Captain Jason West and I initially met in 2004 after his return from Iraq. He was replacing me as the Assistant Brigade Personnel Officer as I transitioned to the Operations Shop to join fellow Captains Lane Bomar and Dennis Davis. I worked often with Jason as I prepared the Brigade’s Operations Orders and also spent time outside of work with Jason. Jason was in love with his soon to be wife. In fact, I remember spending a weekend with Jason in Germany before he was married and hearing his excitement about his marriage. I also remember seeing the Pittsburg Steelers stuff all over his house which explains his and Dennis Davis’s connection. I saw Jason often while we were both in the Tal’Afar region; however, after the Brigade was re-assigned while leaving my Battalion behind, I never saw Jason again. Jason was killed shortly after marrying his beautiful wife and returning from mid-tour leave. If it wasn’t for Jason, I would never have made it home in time to escort my little brother.

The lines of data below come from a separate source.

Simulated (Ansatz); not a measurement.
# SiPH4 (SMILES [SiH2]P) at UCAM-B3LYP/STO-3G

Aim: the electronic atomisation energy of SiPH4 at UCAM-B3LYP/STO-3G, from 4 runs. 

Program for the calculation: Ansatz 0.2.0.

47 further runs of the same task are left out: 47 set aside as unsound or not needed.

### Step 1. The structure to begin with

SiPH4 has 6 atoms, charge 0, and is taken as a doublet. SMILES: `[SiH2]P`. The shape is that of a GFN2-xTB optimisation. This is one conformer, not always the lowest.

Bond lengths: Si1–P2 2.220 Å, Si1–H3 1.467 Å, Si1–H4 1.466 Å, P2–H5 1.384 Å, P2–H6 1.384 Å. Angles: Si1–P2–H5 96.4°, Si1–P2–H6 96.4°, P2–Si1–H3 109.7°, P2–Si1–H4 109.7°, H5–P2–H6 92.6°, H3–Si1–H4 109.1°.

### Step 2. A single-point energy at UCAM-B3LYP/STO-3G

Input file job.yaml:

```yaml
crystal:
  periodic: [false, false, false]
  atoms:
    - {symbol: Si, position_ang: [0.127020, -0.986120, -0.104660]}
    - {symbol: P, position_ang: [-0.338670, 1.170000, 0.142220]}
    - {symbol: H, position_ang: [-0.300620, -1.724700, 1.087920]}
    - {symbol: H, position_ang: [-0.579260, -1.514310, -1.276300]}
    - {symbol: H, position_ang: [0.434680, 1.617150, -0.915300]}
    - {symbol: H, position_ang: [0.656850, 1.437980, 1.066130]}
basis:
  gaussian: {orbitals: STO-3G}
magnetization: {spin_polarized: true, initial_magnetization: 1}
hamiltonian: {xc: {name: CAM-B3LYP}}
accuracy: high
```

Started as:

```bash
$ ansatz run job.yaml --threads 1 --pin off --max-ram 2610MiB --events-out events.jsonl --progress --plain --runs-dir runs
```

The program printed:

Captain Travis Patriquin was a unique figure. An unconventional minded warrior caught in a conventional setting. I would later describe him as the “Lawrence of Arabia in Ramadi.” I, and many others who served with Travis, would later have the honor of working with author William Doyle on his book “A Soldier’s Dream” about Travis and his exploits in Ramadi. What I remember most about Travis was how he would intentionally try to drive me insane by playing “Is this the Way to Amarillo” by a group of British Soldiers and would give me the nickname “Chaddeus” because I had a propensity to blast the “Gladiator” soundtrack while furiously writing Operations Orders for the Brigade. In Iraq, Travis and I worked closely in Tal’Afar and Ramadi. He introduced me to Sheikh Sittar Abu Risha as the Al Anbar Awakening was growing in strength. His introductions of the Sheikhs in northern Ramadi allowed me to work closely with them as we expelled Al Qaeda from the area. Sadly on December 6th, I was working with one of the Sheikhs when my friend Lane Bomar informed me of the IED attack that just killed Travis, Vincente, and Megan in the same vehicle. I stepped outside the meeting room to look across the river as I saw the smoke plume rising from the city where the attack took place. All I remember is that I felt pain and anger at the same time. Later, Lane Bomar and my fellow Albany native, Thomas Breslin, and I went across the river to see the “Angel Flight” that was coming to pick Vincente, Megan, and Travis. They were the 3rd, 4th, and 5th Casualty of the day as the Brigade suffered two earlier ones that day. I remember being in a mass formation as the helicopter arrived and the utter silence of everyone there as the bird departed. Lane, Thomas, and I walked back to the Brigade Operations Center to where Travis had his desk. I remember the emotions overwhelming us as we looked at the photos of Travis, his wife, and young kids. To make matters worse at that moment, the radio announced another casualty. The 6th Casualty on the 6th of December. Years later when my wife was pregnant, my wife and I had an agreement that if we had a boy; I would get to name him. I had planned on calling him Travis Anthony Pillai in honor of both Travis and my brother Anthony. We didn’t have a boy and were blessed with a beautiful daughter.
HONOR BRACELETS
There were many others lost serving in my Brigade from 2006–2007, but because I didn't know those individuals, their stories are for others to share. The memories of the 12 lost will endure with me for the rest of my life. To this day, I only wear a bracelet in honor of my brother, Anthony Kalladeen, with the knowledge that someday I will make a more permanent bracelet with all the names on it. I was afraid to do it earlier in the event another name, another story, was added to my collective memory of the price of war. I know there are possibilities that I may know future names as we continue our fight to defeat Deash and confront other threats. This is especially true as I begin my next assignment with a specific focus on our Third War against Deash. For me though, it is time to transition mentally, emotionally, and spiritually to the fact that an era has come to an end. The two wars fought after the horror of 9/11 have concluded and I want to find new ways to honor the memories of my friends and brother who I have lost since then. So, I will soon take my one bracelet off with only one name and replace it with one honoring the names of 12.